Expanding Freedom in Today’s World
Nourish the Hungry
By Ruth Messinger
Whether we’re eating bread or matzo, legumes or leafy greens, our relationship to food is something more than 1 billion people around the world can’t imagine. Why? Because they are chronically hungry, enslaved to a global economy that prevents them from having the food they need to survive.
The Universal Declaration of Human Rights calls hunger a crime against humanity, and the International Covenant on Economic, Social and Cultural Rights declares that access to food is a right, not a privilege. Throughout history, people subsisted on foods grown in nearby fields. But today, thanks to free trade agreements, wealthy multinational corporations have decimated local agriculture and distorted local markets. Consequently, farmers in the developing world can’t build sustainable livelihoods or feed their families.
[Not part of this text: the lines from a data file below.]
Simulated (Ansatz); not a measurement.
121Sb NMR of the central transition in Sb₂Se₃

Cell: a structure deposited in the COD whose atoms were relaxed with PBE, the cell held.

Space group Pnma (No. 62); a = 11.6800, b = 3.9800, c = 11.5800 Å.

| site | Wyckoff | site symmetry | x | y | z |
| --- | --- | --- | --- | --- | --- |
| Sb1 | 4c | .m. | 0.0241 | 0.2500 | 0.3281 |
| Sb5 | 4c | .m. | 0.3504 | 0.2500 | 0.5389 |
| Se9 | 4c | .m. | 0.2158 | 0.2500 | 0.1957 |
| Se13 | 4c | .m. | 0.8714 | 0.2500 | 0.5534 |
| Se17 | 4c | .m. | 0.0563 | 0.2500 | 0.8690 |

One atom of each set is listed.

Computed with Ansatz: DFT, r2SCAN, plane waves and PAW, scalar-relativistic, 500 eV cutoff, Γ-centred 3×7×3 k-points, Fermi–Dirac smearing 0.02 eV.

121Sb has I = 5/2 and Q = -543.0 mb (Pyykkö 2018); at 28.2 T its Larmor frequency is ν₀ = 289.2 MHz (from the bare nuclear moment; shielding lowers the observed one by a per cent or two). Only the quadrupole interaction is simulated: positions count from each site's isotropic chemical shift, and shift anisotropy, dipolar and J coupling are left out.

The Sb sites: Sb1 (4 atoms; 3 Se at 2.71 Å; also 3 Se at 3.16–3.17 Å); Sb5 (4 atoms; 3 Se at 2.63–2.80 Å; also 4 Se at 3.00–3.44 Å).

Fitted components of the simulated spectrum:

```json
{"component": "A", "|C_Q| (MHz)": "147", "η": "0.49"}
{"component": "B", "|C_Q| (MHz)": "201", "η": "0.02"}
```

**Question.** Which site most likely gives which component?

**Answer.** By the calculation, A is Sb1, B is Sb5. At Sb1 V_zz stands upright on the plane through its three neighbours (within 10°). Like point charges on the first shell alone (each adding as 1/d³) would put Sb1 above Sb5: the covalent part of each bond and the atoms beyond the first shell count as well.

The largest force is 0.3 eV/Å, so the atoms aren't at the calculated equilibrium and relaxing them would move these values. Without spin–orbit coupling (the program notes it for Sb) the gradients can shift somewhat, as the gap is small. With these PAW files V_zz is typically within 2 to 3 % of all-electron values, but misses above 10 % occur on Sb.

Food security and human nourishment are the principal building blocks for a civil society and a freer world. Jewish tradition teaches that “without sustenance, there is no Torah”— without food, it is impossible to think, impossible to thrive. So what can we do? We must address global hunger from the ground up. We must advocate for policies that put food production back into the hands of local farmers so that even the world’s poorest people can move out of poverty.
Ruth Messinger is president of American Jewish World Service.
Hate Evil, Wherever It Is
By Shmuley Boteach
The best way to expand freedom in the world is to hate and fight evil. Unlike religions that exclusively extol the virtues of love, Judaism commands us to detest and oppose the wicked. “Let those who love the Lord hate evil,” the Psalmist declares (Psalm 97). And Ecclesiastes famously proclaims that there is “a time to love and a time to hate.”
But our lack of resolve in detesting and resisting evil regimes is what ultimately allowed seven genocides in the 20th century alone, and what permits despots like Hugo Chavez to dismantle functioning democracies and tyrants such as Bashar al-Assad to massacre protesters. In Rwanda, 330 people died on average every hour for three months while the United States refused to fire even a single missile that would have taken out the radio antenna broadcasting the call to genocide. Finally, with Saddam Hussein and Muammar Gadhafi, America summoned the resolve to punish a dictator for slaughtering his people.
French warships at Yorktown helped America become free. We have an obligation to pass on the favor.
Rabbi Shmuley Boteach is the author, most recently, of “Renewal: A Guide to the Values-Filled Life” (Basic Books, 2010).
Let All Come and Learn
By David Wolpe
Freedom is not only the absence of restraint; it is the presence of possibility. Once the Israelites escaped the Egyptians, they were made free by learning how to create a society. Education increases freedom, as does community. A guide and a path of life grants freedom because it enables one to flourish. Anything that stunts possibility enslaves us.
The greatest act of liberation in the world today is the education of girls. All over the globe there are girls whose minds are uncultivated. As a result their potential — this invaluable, inexhaustible resource — is denied to their societies and to the larger world. They are fettered by enforced ignorance.
The Exodus story tells us how women such as Moses’ mother Yocheved, Pharaoh’s daughter, the midwives and Miriam, acting vigorously and independently at crucial moments, helped saved the Jewish people. At this hinge of our history, we relied on that half of the population that is too often subjugated by the despicable assumption that they cannot contribute as men do.
This Passover let all who are hungry come and eat and all who are curious come and learn.
Rabbi David Wolpe is rabbi of Sinai Temple in Los Angeles.
Smash the Idols We Worship
By Douglas Rushkoff
For most of us, the release from slavery described in the story of Pesach is metaphorical. We are not enslaved physically; we are rather imprisoned mentally, emotionally and spiritually. Mitzrayim, the “narrow place,” is a narrow state of mind from which we are released the moment we are willing to smash our idols.
Those 10 plagues had only as much to do with terrifying Pharaoh as they did with releasing us from the gods the Hebrews likely also worshipped in their 400-year sojourn in Egypt. Blood desecrated the god of the Nile, locusts desecrated the god of corn, darkness desecrated the god of the sun and so on. Deliverance meant abandoning those false gods.
But in today’s highly interdependent world, the very ideas that might be enslaving us metaphorically have very real repercussions for others. It is our devotion to false idols that imprisons the underclasses we never meet. Our beliefs about global markets indebt developing nations; our belief in stability over democracy promotes dictatorships; our belief in the right to bargain-priced consumer goods perpetuates oppression in China.
Expanding freedom for today’s world means breaking free of the false notions imprisoning our minds and enslaving others.
Douglas Rushkoff is the author of “Program or be Programmed: Ten Commands for a Digital Age” (OR Books, 2010).